X is experimenting with a new in-app browser designed to keep users on the platform when they click links—a change that could end the algorithm penalty that has throttled reach for creators and publishers for years. Head of product Nikita Bier confirmed the test, which opens external links inside X rather than sending users to their mobile browser or other apps.
How the new in-app browser works
When someone taps a link in a post, the destination page loads within X itself rather than opening externally. The original post collapses to the bottom of the screen, keeping X’s engagement buttons—like, reply, repost—visible while the reader views the linked content. That design ensures the platform can still collect signals about whether users find the post valuable, even after they click away from the main feed.
Bier explained that posts containing links currently suffer in the algorithm because users leave the app and forget to engage, depriving X of the data it needs to assess content quality.
Why X has penalized links for years
Link posts on X have received dramatically lower reach than text or media-only posts, a reality that has frustrated publishers and news creators. The platform’s owner has made no secret of his preference for keeping users inside the app rather than directing them elsewhere. Research from Buffer and other sources has shown that posts with external links get minimal distribution compared to native content.
The new browser test appears designed to solve that equation by letting X capture engagement data without losing users to other platforms.
Mixed signals on the algorithm’s future
Bier suggested the change could lead to better distribution for link posts, since X will finally have clear signals about their value. However, owner Elon Musk offered a different take, stating that xAI—not Bier’s product team—controls the algorithm. Musk clarified that posts with links and minimal context will still get weak distribution, but adding a strong description and visual should earn normal reach.

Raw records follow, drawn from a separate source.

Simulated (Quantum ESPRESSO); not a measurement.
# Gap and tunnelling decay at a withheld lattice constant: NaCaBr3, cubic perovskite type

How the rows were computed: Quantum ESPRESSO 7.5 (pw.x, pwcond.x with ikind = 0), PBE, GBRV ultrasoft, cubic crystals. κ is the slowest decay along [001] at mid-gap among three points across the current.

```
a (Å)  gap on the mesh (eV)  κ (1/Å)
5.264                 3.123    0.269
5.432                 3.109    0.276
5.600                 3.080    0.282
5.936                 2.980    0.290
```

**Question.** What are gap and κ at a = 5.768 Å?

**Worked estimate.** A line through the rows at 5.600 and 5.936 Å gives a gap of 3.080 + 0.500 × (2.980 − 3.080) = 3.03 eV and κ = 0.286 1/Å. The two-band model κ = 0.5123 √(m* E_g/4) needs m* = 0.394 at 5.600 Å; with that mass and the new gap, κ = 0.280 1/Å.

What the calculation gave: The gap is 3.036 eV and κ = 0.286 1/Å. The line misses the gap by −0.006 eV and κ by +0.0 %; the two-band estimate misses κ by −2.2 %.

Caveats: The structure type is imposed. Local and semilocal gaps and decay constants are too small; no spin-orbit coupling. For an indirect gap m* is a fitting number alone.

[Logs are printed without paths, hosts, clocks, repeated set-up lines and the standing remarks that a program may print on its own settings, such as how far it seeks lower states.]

Bier echoed part of that guidance, reminding creators that the post itself should work as standalone content with a solid caption. The disconnect suggests some internal uncertainty about how aggressively X will rehabilitate links.
What this means for publishers and creators
If X follows through and reduces or removes the link penalty, publishers could regain a meaningful referral channel at a time when traffic from Google is declining due to AI-generated search summaries. Bier has pitched the shift as a major opportunity for journalists who left the platform in recent years. Any meaningful restoration of link reach would help brands and creators drive traffic to newsletters, storefronts, blogs, and other owned properties without sacrificing visibility.
That said, the benefit depends entirely on execution—and on whether product and leadership agree on the path forward.
The test phase and what comes next
X is currently running the in-app browser as a limited test, so most users have not yet encountered the feature. No timeline has been announced for a wider rollout. Creators and publishers should monitor whether link posts begin gaining traction in their analytics, which would signal the algorithm adjustment is taking effect.
Given the platform’s shrinking user base in key markets and ongoing competition from other networks, restoring publisher-friendly distribution could help X differentiate itself and reclaim some of the attention it has lost over the past two years.